These charming flowers live on a fence beside the Shaw Island General Store, and for some reason I find them incredibly appealing.
Part of their charm, of course, is their location. But the contrasts, both in light and in color, are delicious, and the quaint sign pretty much makes it. I tried photographing the image so that you could read the whole sign, but it threw the balance off, and I didn't like that version nearly as much.
Perhaps we NEED the sign to be incomplete; we need the thrill of being able to guess the rest of the context. Yesterday I read yet another intriguing Atul Gawande article in the New Yorker -- this one on itching -- and learned something I've been aware of at a subterranean level for some time now: that when we see something that is partially obscured -- say, by a fence, or a tree -- the brain automatically fills in the missing pieces.
"Tracking a dog as it runs behind a picket fence, all that your eyes receive is separated vertical images of the dog, with large slices missing. Yet somehow you perceive the mutt to be whole...The images in our mind are extraordinarily rich. We can tell if something is liquid or solid, heavy or light, dead or alive. But the information we work from is poor -- a distorted, two-dimensional transmission with entire spots missing. So the mind fills in most of the picture."
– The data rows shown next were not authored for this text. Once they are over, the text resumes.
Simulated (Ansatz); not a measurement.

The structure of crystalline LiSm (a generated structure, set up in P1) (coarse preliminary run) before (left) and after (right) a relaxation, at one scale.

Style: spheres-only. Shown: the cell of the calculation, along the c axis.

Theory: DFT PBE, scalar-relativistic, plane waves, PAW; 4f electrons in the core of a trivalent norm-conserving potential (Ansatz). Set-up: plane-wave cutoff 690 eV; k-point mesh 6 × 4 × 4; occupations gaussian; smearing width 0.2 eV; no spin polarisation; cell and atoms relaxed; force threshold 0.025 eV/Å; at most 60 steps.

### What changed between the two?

It turns out our receptors -- in this case, the eyes -- are not getting adequate information, but our PERceptive brain has enough information stored in it to fill in the blanks. I know this to be true because of the number of times I have passed something truly beautiful, stopped, backed up, and tried to photograph what I saw. About 30% of the time it's not possible: what I saw as a whole, complete, and lovely image was actually occluded by trees, a fence, a car, telephone poles... and I am always surprised... and frustrated, of course, because the camera -- which ONLY has receptors, no perceptive memory -- will not be able to capture what I saw.
These days that feels like the name of the game -- my camera never seems to be able to get it right any more. My old cameras, a Nikon D70 (and the N70 before I went digital) always seemed to get the colors and the light balance exactly as I saw them. Since my D70 died I've tried 4 other cameras, including the D80 (supposedly a new improved model) and none of them even begin to emulate the clarity and precision of light and color the D70 used to give me.
For the most part this has been okay; I've just beefed up my Photoshop skills to the point where I can get an end result that is roughly equivalent to what I saw when I shot the image.
But it's been discouraging. Because the camera, for me, has always been an instrument of mindfulness; a way to be totally in the moment. I could be fully attentive to what I was seeing, and the camera was almost like my brain; I could trust it to fill in the gaps between what I saw and what was actually there.
Now it's as if the synapses are failing, the connections are gone. It's almost like telling a joke where you have to explain the punchline: the thrill, the impact of the moment, is just lost. Atul Gawande talks about the phenomenon of the phantom limb, and I can almost see my dead camera -- and the photographic impulse it so consistently rewarded -- as a phantom limb, still itching, but with no way to give it a really good scratch. And I'm torn, because there are so many ways to interpret this ongoing failure.
Am I still supposed to be a photographer, or must I just accept that that part of my life has begun to subside? Is it really my fault, not the camera's? Is it okay to use Photoshop to compensate for what my camera and I can no longer seem to accomplish without it? And are those resulting images --heavily doctored as they are -- really fair to sell or display?
Should I buy a new camera? I've tried several Nikons now, always with mixed to poor results; will I have to give up all my wonderful Nikon lenses and try some other brand?
It's been over a year and a half now since my D70 died, and I am still grieving on Lao Tzu's river bank, waiting impatiently "till the mud settles and the water is clear... till the right action arises by itself." Until then I guess I'll just keep doing what back specialists call "working through the pain" -- continuing a careful manipulation of PERceptions, since my current REceptive device isn't functioning properly.
Life: such an interesting adventure!